An area of Switzerland that became known as the ‘roundhouse of international spirits’ will form the basis of an extraordinary new exhibition of the same name at Kettle’s Yard.
An area of Switzerland that became known as the ‘roundhouse of international spirits’ will form the basis of an extraordinary new exhibition of the same name at Kettle’s Yard.
The only venue in the UK to display the exhibition before it travels to Switzerland, the Cambridge University museum will examine in detail the group of artists living in the Ticino, an Italian-speaking region of Switzerland in the late 1950s and early ’60s.
Artists and intellectuals from all over Europe began to flock there to join long-term resident, the poet and sculptor Hans Arp.
By the end of the 1950s, the Ticino was home to Ben Nicholson and his wife Felicitas Vogler, Julius Bissier and Italo Valenti. The American painter Mark Tobey, who lived in Basel, visited his artist friends in the region frequently.

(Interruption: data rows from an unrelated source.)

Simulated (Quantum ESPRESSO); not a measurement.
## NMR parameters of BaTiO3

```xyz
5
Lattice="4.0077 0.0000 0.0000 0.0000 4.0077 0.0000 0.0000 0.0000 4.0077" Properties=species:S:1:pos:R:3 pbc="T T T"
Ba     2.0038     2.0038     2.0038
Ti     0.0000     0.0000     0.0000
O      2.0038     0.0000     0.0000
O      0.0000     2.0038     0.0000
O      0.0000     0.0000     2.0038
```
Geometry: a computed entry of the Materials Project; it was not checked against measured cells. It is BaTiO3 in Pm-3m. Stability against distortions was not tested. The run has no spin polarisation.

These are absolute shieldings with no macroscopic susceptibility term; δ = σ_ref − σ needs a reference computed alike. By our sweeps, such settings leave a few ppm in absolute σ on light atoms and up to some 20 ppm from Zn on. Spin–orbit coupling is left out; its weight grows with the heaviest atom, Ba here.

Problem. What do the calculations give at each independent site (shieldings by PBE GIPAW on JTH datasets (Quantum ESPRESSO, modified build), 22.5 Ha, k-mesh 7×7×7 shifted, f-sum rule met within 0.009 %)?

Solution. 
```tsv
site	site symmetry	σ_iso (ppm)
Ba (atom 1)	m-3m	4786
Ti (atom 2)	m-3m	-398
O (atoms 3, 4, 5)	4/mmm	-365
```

Classical scholar Karl Kerényi and composer Wladimir Vogel also lived there. The Verscio atelier of paper- and print-maker François Lafranca, and the studio complex set up in Locarno by sculptor Remo Rossi provided attractive places to work and for the discussion of art, philosophy, literature and music.
Through some seventy artworks and a selection of archival material the exhibition will explore not only the work but also the broader cultural exchanges which occurred between these artists. It also touches upon the impact of their presence on the younger generation of local practitioners, represented here by sculptor Raffael Benazzi. A well-illustrated catalogue, with essays by Matthias Bärmann, Peter Khoroche and exhibition curator Sebastiano Barassi, accompanies the show.
The subject is particularly apt for both Kettle’s Yard, which regularly presents exhibitions with a bearing on its permanent collection (which includes numerous works by Arp, Nicholson and Valenti), and Ascona’s Museo comunale di arte moderna.
The exhibition includes pieces from both collections, as well as loans from Tate, Lugano’s Museo Cantonale d’Arte, National Galleries of Scotland, Fondazione Marguerite Arp, Archivio Julius Bissier, Archivio Italo Valenti, Raffael Benazzi and private collections.
The Roundhouse of International Spirits runs from January 17 to March 15, before moving to the Museo comunle di arte moderna, Ascona in Switzerland from March 28-June 28.